The city of Mandan will not enforce its law requiring citizens to apply for a permit to paint murals until a federal lawsuit over the matter is settled. The ordinance caused controversy this past spring, when it required the owners of Lonesome Dove bar to remove their mural depicting a cowboy during sunset after their application for a permit was denied three times. Owners, Brian Burbe and August Kersten, filed a federal lawsuit in the U.S. District of North Dakota against the city of Mandan on July 29th. Robert Frommer, attorney for the Institute of Justice representing Lonesome Dove, says this is a matter of the First Amendment.

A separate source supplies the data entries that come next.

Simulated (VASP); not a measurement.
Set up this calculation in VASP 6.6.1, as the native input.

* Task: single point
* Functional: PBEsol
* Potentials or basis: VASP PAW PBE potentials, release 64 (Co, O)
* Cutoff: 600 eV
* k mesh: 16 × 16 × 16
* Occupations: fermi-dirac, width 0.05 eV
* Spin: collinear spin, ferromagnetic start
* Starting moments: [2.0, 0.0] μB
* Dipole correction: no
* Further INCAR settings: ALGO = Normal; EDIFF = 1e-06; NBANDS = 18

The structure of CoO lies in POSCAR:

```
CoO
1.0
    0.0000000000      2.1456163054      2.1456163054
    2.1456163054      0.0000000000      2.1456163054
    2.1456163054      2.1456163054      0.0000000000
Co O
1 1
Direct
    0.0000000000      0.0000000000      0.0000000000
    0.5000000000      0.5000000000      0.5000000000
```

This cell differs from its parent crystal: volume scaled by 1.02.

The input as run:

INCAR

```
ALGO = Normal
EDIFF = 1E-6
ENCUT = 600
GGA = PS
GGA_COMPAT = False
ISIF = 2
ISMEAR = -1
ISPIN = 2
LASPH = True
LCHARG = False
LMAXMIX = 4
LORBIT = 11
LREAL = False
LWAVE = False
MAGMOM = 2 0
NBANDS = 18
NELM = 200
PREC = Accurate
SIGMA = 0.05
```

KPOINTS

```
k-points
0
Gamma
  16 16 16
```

“The reason that Mandan said that this couldn’t be a mural, couldn’t take advantage of all the rules for murals, was simply because it had the business’s name on it, simply because it said Lonesome Dove. According to Mandan that makes it a sign that they can regulate more heavily, but the first amendment doesn’t allow towns to pick and choose which messages are good and bad and to burden people or benefit them based on that.”
The city voted 4-1 on March 19 to order the mural be removed by August 1st or face $1000 a day in fines. Robert Frommer says art is constitutionally protected.
“There is decades of precedent making clear that murals as public art are protected by the first amendment. You don’t need the governments permission to paint your house, so why should you need to go get the governments permission to paint a picture on your house? It’s insane; and what the courts have repeatedly said is that local officials cannot place themselves in the position of being art critic by saying you can put up a mural that says ‘X’ but not ‘Y’ that’s for people to decide not bureaucrats.”
Until the lawsuit is settled, murals will not require a permit. The suit seeks a temporary restraining order and preliminary injunction to allow Lonesome Dove to keep the artwork on the bar’s front wind block.